It is hoped that this project will foster closer collaboration between crown research organisations, universities and the private sector.

Hydrological models are widely used by non-modellers (20%) with little experience in coding or developing models (27%) (Figure 2). These results show the importance of the proposed hydrological model platform being readily accessible to non-programmers.

Unsaturated zone modelling

Current hydrological model outputs of interest are listed in Figure 3. There is great interest in modelling soil moisture, drainage, river discharge and groundwater recharge. Other model outputs that rely on hydrological input are listed in Figure 4. This highlights a demand for computing nitrogen fluxes, phosphate dynamics, plant growth and sediment yield. The modelling of nitrogen and phosphorous cycling and leaching requires a plant model. Nevertheless, the trend is to model nitrogen and phosphorous fluxes without using complex agricultural models such as by computing leaching risks by using simple index models imbedded into a GIS framework. Bypass flow, macroporosity and aeration are important processes in computing nitrate leaching. Nevertheless, Figure 3 shows that these processes are not widely taken into account in the models. This may be explained by the difficulties in obtaining these data.

The survey shows that the main scale of interest is at the catchment scale (Figure 5), and on terrain <15° (Figure 6). These slopes include the intensively managed agricultural land. Participants with an interest in steep terrain are mainly focused on predicting river dynamics. The main time interval of interest is daily, (Figure 7), but there is also a requirement for hourly outputs, especially to model river dynamics.

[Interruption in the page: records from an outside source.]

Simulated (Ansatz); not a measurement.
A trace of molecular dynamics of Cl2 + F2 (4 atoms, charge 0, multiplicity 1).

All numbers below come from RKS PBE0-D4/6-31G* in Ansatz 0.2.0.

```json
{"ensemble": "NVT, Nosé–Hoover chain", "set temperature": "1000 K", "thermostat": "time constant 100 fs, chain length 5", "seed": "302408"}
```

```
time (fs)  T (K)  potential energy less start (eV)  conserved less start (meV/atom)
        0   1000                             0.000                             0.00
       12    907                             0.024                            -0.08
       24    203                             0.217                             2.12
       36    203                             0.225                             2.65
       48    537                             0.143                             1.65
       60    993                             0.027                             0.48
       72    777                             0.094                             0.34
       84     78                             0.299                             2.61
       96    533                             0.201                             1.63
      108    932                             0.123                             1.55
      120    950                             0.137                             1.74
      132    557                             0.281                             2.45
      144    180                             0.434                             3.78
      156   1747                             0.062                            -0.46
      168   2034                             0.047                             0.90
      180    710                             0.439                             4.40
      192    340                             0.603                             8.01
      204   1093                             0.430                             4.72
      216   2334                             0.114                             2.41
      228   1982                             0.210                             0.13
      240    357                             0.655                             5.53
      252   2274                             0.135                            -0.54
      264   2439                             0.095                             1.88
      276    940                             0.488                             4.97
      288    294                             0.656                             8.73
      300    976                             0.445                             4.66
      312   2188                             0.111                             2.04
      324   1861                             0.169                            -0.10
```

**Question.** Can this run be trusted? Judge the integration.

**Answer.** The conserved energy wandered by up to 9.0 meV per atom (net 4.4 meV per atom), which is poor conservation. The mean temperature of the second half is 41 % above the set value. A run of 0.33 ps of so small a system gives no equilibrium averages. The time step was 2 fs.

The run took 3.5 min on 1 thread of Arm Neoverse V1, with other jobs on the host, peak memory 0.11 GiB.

Future model outputs of interest

The three main models of interest in this survey, ranging from the simplest to the most complex, are 1D models, 1D spatial models and 2D fully spatial models. 1D models are used to compute the vertical flow at a point, whereas 1D spatial models combine independent 1D models over an area of interest. The average hydrological outputs are then derived by performing spatial weighting average of a paddock or a catchment.   The benefit of a 2D fully spatial model is that it can take into account lateral flow by modelling horizontal and vertical flow within the model itself, giving more realistic results in sloping terrain.

However, 1D models are easier to operate and therefore are more commonly used than spatial models (Figure 8). Nevertheless, most users (64%, Figure 9) believe that their modelled outputs (e.g. Nitrate transport) that rely on hydrological input could be significantly improved if they could plug-and-play their module of interest into hydrological output performed by 2D fully spatially hydrological model at the scale and time step of interest. Fifty-three percent of respondents believe that taking into account lateral flow would improve their model accuracies (Figure 10).  Only 28% of the participants currently model lateral flow by using a 2D fully spatially model. The usage of a 2D fully spatially model instead of using a curve number (28%; Figure 10) would no doubt significantly improve the predictions of nitrate and phosphate leaching.

Optimisation and sensitivity analysis

A majority of responses (73%, Figure 14) show an interest in having a powerful calibration (inverse modelling) tool to:

• optimise parameters;
• quantify the uncertainties in the predictions;
• determine the key parameters that may vary during time (e.g. during dry or wet periods).

Automatic calibration tool boxes, which find the optimal parameter sets, are also important for users (Figure 15) and therefore should be implemented in the hydrological modelling platform. There is also an interest in future use of the Bayesian and the PEST tool boxes, while a few participants suggested alternative inverse modelling tools.

A participant responded: "There is no answer to ALL modelling problems. This is very much dependent on the model aims and the nature of the model and the optimisation problem (non-linearity, objectives, calibration data, dimensionality, run times etc.). There is no plug-and-play model calibration/ uncertainty estimation software. PEST works well for some (linear) groundwater problems, but a higher degree of expertise is required for more complex calibration problems, where it might fail altogether."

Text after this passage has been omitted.